The further I get into this pattern, the more impressed I am with it. It's not exactly a difficult pattern in terms of the knitting skill needed, but it is an involved one in the sense that there's a lot to pay attention to. There's the two charts for the front bands, for starters, which are symmetrical, plus the shaping, plus some short rows on the edges that you do every time you repeat the charts to keep the I-cord edging from pulling too much. And while I was worried that the sweater was running small while I was completing the first parts, I've tried it on and it looks like it will fit perfectly.

Aside from the sweater, which has been my main focus, I'm also trying to finish up my current socks. I'm about an inch away from starting the toe of the second sock, so a completed pair will soon be in the offing.


The second sock has gotten me a bit annoyed with this yarn, to be honest. I was already not a huge fan of all the cotton because of how hard it is on my hands, but for some reason the skein decided to start knotting up as I was pulling the yarn out on this second sock, resulting in a lot of yarn barf. As if that wasn't enough, I encountered a knot, and after cutting it out, I found that the self-patterning was completely disrupted, as you can see from the photo above. I'm not terribly concerned, as it happened on the foot of the sock and that part will be hidden in my shoe when I wear these, but it's rather irksome that it happened this close to the end of the sock.

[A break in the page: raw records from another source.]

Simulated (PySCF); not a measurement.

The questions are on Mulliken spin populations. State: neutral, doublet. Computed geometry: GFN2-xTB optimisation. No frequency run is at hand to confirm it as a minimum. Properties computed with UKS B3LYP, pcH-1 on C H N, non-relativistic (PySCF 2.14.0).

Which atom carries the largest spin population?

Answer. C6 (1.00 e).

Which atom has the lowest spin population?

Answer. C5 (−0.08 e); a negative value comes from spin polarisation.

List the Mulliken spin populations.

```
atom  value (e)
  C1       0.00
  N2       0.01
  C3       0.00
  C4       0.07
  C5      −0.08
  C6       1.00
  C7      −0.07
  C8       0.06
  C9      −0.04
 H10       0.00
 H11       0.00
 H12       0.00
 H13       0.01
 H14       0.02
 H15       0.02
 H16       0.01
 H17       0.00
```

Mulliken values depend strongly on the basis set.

To avoid having more ends to weave in on these socks (because I'm dealing with enough ends on my sweater), I used a clasped weft join after I cut out the knot. I think I've used this join once before, and I really like it. It's very easy to do, and although the join feels a bit bulky for the first round or two after you do it, it seems to blend in very well after that. I can feel where the join is on this sock, but I can't really see it from the outside (the bits of ends sticking out on the inside are a dead giveaway). I did do the join on the instep of the foot rather than the sole, just to be safe, because although my feet aren't as sensitive as other parts of me, I have some other socks where there was a join in the foot due to a knot (where I did a normal join and wove in the ends later) and I can feel it every time I wear them.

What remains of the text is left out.